Former Police Office/First Year Law Student Spearheads Organization Against Police Brutality
My guest today is Jonathan Newton, first-year law student at UDC (University of District of Columbia). Welcome to OpEdNews, Jonathan. You'd barely started law school early last fall when you became one of the lead organizers of a new organization, the NAAPB [the National Association Against Police Brutality]. Tell us how that came about, please.

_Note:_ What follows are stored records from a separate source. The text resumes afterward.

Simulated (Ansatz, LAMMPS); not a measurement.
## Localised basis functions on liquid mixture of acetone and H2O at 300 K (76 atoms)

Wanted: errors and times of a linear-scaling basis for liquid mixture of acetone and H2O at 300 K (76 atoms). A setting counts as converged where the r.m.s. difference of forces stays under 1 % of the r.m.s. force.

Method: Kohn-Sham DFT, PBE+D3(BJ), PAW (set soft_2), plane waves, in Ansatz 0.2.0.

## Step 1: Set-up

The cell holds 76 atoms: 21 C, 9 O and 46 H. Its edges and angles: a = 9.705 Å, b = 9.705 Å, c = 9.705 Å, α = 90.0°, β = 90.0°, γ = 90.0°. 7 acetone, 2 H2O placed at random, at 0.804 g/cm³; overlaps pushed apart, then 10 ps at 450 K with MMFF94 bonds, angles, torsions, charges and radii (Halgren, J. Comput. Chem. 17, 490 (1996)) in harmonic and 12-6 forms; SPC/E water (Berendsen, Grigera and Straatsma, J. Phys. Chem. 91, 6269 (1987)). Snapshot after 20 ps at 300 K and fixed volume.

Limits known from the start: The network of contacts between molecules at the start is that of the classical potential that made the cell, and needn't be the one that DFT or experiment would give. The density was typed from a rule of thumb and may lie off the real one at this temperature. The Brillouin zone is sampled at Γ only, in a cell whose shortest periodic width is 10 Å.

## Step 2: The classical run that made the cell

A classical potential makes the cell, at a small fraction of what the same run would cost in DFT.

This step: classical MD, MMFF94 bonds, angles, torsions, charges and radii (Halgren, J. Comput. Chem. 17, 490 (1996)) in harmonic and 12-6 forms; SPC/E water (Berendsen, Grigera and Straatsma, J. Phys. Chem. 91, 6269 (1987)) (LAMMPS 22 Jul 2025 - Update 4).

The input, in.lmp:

Our first day of law school was Monday August 11, 2014. It was less than 48 hours after the August 9th shooting of Michael Brown in Ferguson, Missouri. About a month prior to that, in July, most of us watched the killing of Eric Garner by a New York police officer on video. The tension in the classroom was so thick you could cut it with a knife. We were just one year outside of the acquittal of George Zimmerman in the Trayvon Martin killing in Florida. Black Americans are facing many of the same issues again: racial profiling, the discretionary use of deadly force on an unarmed black person, and the failure of our justice system to offer justice to black people. The day of the Zimmerman acquittal in 2013, I had just finished writing a paper entitled "Racial Disparity in the Criminal Justice System" and during my research, I discovered the problem was much larger and more systemic than what many people knew.
Many of my classmates and I came to UDC School of Law to be lawyers to make a difference through social justice in the legal profession. Between the summer of 2013 and 2014, I became frustrated and tired of waiting for someone else or some organization to squarely address these issues and I realized this situation was not going to self-correct without people of conscience getting involved and thinking up solutions to address the problems in our criminal justice system. As a former police officer with a few years experience and someone who had my own adverse experience within the system, I felt my experience could help address the issue of police brutality and racially disparate abuse of discretion in the criminal justice system. I sketched out the idea on a scratchpad and started creating a logo and a Facebook page talking about the issues. In October, I drafted a concept paper and I reached out to my classmates to get involved and several of them answered the call.
Wow. Your law school experience really started off with a bang, no pun intended. Let's talk about your former career as a police officer, Jonathan. You're probably not the typical law student. I'd like to hear more about that before we move on.
This is a long story that involves abuse of authority within our justice system. My case had the common abuses that happen to black and brown people every day: fabricated statements, selective enforcement and excessive bail. It took a total system failure for what occurred to me to transpire. But it all started with a known false report by a sheriff. To sum up my experience as a cop, it was a complete surprise to find out how corrupt the entire system can be when left unchecked.
First you have to understand, I didn't come into law enforcement like the typical recruit. I was sought out by a charismatic and corrupt sheriff in a metropolitan suburb of Atlanta. Prior to that, I was a newspaper publisher and a small business owner. I was hired as a non-sworn Public Information Officer and appointed to a high-level position with no actual law enforcement background. Over my initial 18 months, I observed situations where people could do something illegal unknowingly, while thinking it was the normal operating standard because they were ordered to do it by a superior. I found myself involved in a situation like this and I could not readily get any internal help in blowing the whistle about it. When I did blow the whistle in November 2008, the sheriff immediately retaliated by lodging unfounded allegations against me and seeking arrest warrants in the final days of his tenure. Fortunately, a judge in his own county and one in another where he attempted to 'judge shop' were able to see his motives and both found there was no probable cause of a crime at all.